My Lords, the Ministry of Defence takes the safety of its people extremely seriously and is committed to addressing the areas identified in the Defence Safety Authority’s report Fire Safety Review. The MoD has taken action on recommendations and has established a new committee to deliver improvements. The Defence Safety Authority will hold the MoD to account for progress on the recommendations through its annual assurance report.
My Lords, I am not surprised that this report was sneaked out on 4 January, during our Recess, having been sat on since last August. It is an appalling indictment of the Ministry of Defence’s whole approach to fire safety and to the care of personnel in its charge, despite earlier warnings. To quote from the executive summary,
“The majority of the issues identified in this report result from a failure by Top Level Budget (TLB) Holders and Heads of Establishment (HoE), as Accountable Persons (AP), to comply with Fire Safety legislative duties requiring them to have adequate arrangements in place to manage Fire Safety”.
How does the Minister react to the news that some military personnel deliberately interfere with and disable fire safety systems for their benefit, and others apparently illegally cook meals on camping stoves in their living quarters to save cash? Do we not have a military Grenfell just waiting to happen?
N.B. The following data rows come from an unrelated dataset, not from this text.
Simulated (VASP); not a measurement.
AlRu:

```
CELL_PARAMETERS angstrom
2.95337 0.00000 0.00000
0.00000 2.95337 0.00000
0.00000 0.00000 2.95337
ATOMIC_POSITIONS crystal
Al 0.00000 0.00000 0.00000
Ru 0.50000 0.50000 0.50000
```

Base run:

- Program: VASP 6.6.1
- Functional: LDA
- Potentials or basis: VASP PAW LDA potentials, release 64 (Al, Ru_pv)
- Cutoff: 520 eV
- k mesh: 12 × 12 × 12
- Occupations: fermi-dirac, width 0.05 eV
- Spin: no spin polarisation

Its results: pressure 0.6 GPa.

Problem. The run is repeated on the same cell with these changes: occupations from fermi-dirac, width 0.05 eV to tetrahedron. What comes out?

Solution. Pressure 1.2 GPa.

The report in itself is an admirable piece of work—thorough, analytical and robust. It has been pivotal in ensuring and securing improvements to fire safety in MoD single-living accommodation. The specific issues to which the noble Lord referred were indeed in the report—my recollection is that they form part of paragraph 6.6, and led to recommendation 5, which, importantly, is a priority 1 recommendation. I can say that the MoD has already addressed those areas of concern. The Defence Fire and Rescue Service has provided a signposting document that details a hierarchy for fire safety management across Defence. This includes terms of reference for adequately trained individual building fire focal points, who have been appointed by their heads of establishment, so that they can appropriately manage all fire safety risks, such as those identified by the noble Lord, within their respective buildings.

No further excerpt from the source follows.